This splitting up of the main characters happens…a lot in this series. It’s a big part of the reason there are so many books and why they’re all so long.

Mat and Rand do a lot of walking while Mat’s health and mental state degrade, and all the other characters are trying to get to the city they were originally going to. It’s during this Scooby Doo split-up section that we’re introduced to probably my favorite thing: Perrin can talk to wolves! He and Egwene meet this weird dude who runs with wolves, and he tells Perrin that he can do it too. And Perrin, like an idiot, hates this about himself. He seriously spends every one of his chapters complaining about how he can feel the wolves around him and how they’re all trying to talk to him. It’s annoying. I’m on the fourth book now, and he’s still doing this shit. Other than that, Perrin is my favorite character. The series is being turned into a TV show, and if they by some miracle have open casting, I’m totally going out for the part of Perrin. He’s the best.

So after a few hundred pages, everyone finally meets up. Moiraine heals Mat but says that to separate him from the dagger, they’ll have to go to Tar Valon. Also, Nynaeve falls in love with Lan, and Lan falls in love with her but he can’t be with her for stupid honor reasons. That love story actually develops really well, and the hints set it up so that you can see it coming in a very natural way. That shit made me smile.

We’re also introduced to a group called the Whitecloaks, a super religious group kind of like the Knights Templar mixed with the Spanish Inquisition. They suck.

There’s a great deal of walking, and they meet a character named Loial, who is an Ogier. Ogier live in forests called Steddings, and they’re all nature-y and shiz. It’s awesome. They travel through this thing called The Ways, which is like a side universe that allows quick travel but has a horrible monster made up of lost souls that’ll kill ya. They use the Ways to get to Lan’s homeland, which is right on the side of The Great Blight, which is exactly what it sounds like. Trollocs live there, the Dark One is bound somewhere within it, and it’s full of twisted mockeries of life and nature.

From there, it’s a quick jaunt to the end of the book as they have to travel into the Great Blight to look for someone called The Green Man who guards a place called The Eye of the World. The Green Man is basically an ent. They make it to the Eye of the World and do what they have to do there, which is mostly just McGuffin the shit out of it and are confronted by two of the Dark One’s lieutenants. These people are called The Forsaken; there are thirteen of them, most are male Aes Sedai from the Age of Legends, and they’re the most powerful channelers of all time. The Green Man kills one, and Rand is forced to fight another. This is when he finds out that he can also channel, and he uses the One Power to kill the Forsaken and confront Ba’alzamon. He wins and assumes that he killed the Dark One, but of course it isn’t that easy. Moiraine tells him as much, and at the end of the story, she says to herself that he’s the Dragon Reborn as Lan teaches him how to fight with a sword.
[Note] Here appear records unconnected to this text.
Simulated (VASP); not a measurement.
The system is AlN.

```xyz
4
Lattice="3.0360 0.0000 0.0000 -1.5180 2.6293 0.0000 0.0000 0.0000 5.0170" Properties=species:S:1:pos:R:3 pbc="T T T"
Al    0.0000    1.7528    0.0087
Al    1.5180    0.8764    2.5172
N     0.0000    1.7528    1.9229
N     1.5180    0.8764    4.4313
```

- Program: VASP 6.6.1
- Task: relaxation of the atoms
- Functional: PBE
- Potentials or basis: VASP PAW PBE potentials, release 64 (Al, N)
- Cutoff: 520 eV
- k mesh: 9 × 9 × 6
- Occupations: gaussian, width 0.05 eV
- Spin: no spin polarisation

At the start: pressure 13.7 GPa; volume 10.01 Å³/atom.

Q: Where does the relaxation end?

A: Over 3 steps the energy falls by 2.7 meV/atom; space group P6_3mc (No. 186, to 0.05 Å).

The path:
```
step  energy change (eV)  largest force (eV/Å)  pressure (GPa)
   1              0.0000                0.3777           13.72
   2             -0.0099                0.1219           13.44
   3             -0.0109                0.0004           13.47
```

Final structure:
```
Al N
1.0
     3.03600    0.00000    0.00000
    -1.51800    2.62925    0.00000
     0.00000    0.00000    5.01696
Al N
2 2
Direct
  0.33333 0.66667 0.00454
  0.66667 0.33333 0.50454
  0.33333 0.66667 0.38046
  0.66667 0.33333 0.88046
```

So yeah… There’s a lot going on, and that’s just the first book! I hope you can remember all the characters and factions and lore cus there’s gonna be a lot more added to it in the posts to come! Overall, the book was good and, as I said, very Tolkienesque and simple. It’s good versus evil with a few twists on old tropes. It had to set up a huge world with lots of history and came with the type of literary baggage you would expect from a story like that. For the most part, the world building didn’t drag the story down. It was a little difficult to get through the whole thing just because, again, I’m a fantasy scrub, and I’m not used to reading these sorts of books. After finishing the third book, I definitely got the impression that each book is more like a chapter, and the chapters in the books are just sub-chapters. Everything is more or less building in three-part story arcs. With the way I read (brief bursts of lots of reading, followed by long periods of not wanting to read), it’s going to take forever for me to get through this whole series. So, hope you’re looking forward to me writing about this shit a lot!

See you in the next one! Which hopefully I’ll get out within the next week. But I make no promises!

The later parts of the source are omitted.